Moment of Inertia is given by $dI=x^2dm$ (x being perpendicular distance from axis)
In deriving the MOI of a thin uniform ring about axis passing through its center perpendicular to plane, our teacher asked us to think of ring as made up of $dm$ units each at distance $R$ from the axis therefore the MOI becomes:
$I=R^2{\int{dm}}=MR^2$
In finding the MOI of thin uniform disc about an axis through center and normal to plane, I assumed the disc to be made of rods of $dx$ width. 
Since MOI of rod about an end is $MR^2/3$, the MOI of disc becomes $$I=R^2\int{\frac{dm}{3}}=\frac{MR^2}{3}.$$
However the correct derivations using concentric rings or unequal rods give the MOI as $$I=\frac{MR^2}{2}$$.
- WHY this contradiction? Why does that logic work for the ring but not disc? I worked on why my derivation is wrong. Thought there was a portion of the rods that was being repeatedly added but their point of intersection is on the axis, so its MOI is zero anyways.
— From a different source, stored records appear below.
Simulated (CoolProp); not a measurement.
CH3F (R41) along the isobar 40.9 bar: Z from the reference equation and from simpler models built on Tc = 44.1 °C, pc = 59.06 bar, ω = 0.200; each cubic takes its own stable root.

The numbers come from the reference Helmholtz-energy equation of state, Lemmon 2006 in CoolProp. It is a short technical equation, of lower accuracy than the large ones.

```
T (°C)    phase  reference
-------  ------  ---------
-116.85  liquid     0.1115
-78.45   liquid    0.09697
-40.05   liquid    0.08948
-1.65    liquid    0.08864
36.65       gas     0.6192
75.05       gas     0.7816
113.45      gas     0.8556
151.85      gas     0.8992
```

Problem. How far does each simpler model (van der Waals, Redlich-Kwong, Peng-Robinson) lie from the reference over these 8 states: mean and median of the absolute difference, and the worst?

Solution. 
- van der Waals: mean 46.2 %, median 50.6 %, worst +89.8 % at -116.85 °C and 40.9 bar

- What does this show about the nature of calculus or the method of /caution in using it?
I think this question may look like an integration problem but it is actually a physics concept based doubt.
The main problem about using a rod of length dx with one end at the centre is it does not cover the full disc, how? See this image. Notice how even if you take negligible thickness rods, there will be some portion left between them, If you try to cover all the parts near the centre like this section here then moving outward the portion between two consecutive rods is left uncovered and if you try to cover the entire circumference like this section here then they start overlapping moving inward.
Now this is a basic mistake that people do while finding moment of inertia's of certain objects. Here instead of rods which cover the entire centre but don't cover disc area moving outward, we use isoceles traingles (also called wedges) that expand moving ouward so that there is no leftover area between two triangles (visual depiction).
Calculate moment of intertia of an isoceles traingle about an axis passing through the vertex opposite to the base with surface density = $\sigma$, base = b, height = l and angle between equal sides = $\theta$ (which is a challenge in itself because here's a jist of it (here's a photo of the solution because I am too lazy to type it out using mathJAX) : you take a rod at a distance x from the vertex, write it's moment of inertia about an axis passing through it's COM and perpendicular to it's plane and then using parallel axis theorem to calculate it's moment of inertia about the vertex and then integate. For reference : it comes out to be I = $\frac{\sigma bh}{48} \cdot (b^2 + 12h^2)$ and so $b = 2h \tan(\frac{\theta}{2})$, but using small angle approximation ($\theta \to d\theta$) for our next problem (and neglecting $(d\theta)^3$) we get I = $\frac{\sigma h^4 d\theta}{4}$. After you find this, substitute h = R and surface density = $\frac{M}{\pi R^2}$. Now integrate this for $\theta = 0 \to 2\pi$ to cover the whole disc and you will get a the correct value. Or obviously you can just consider rings and solve.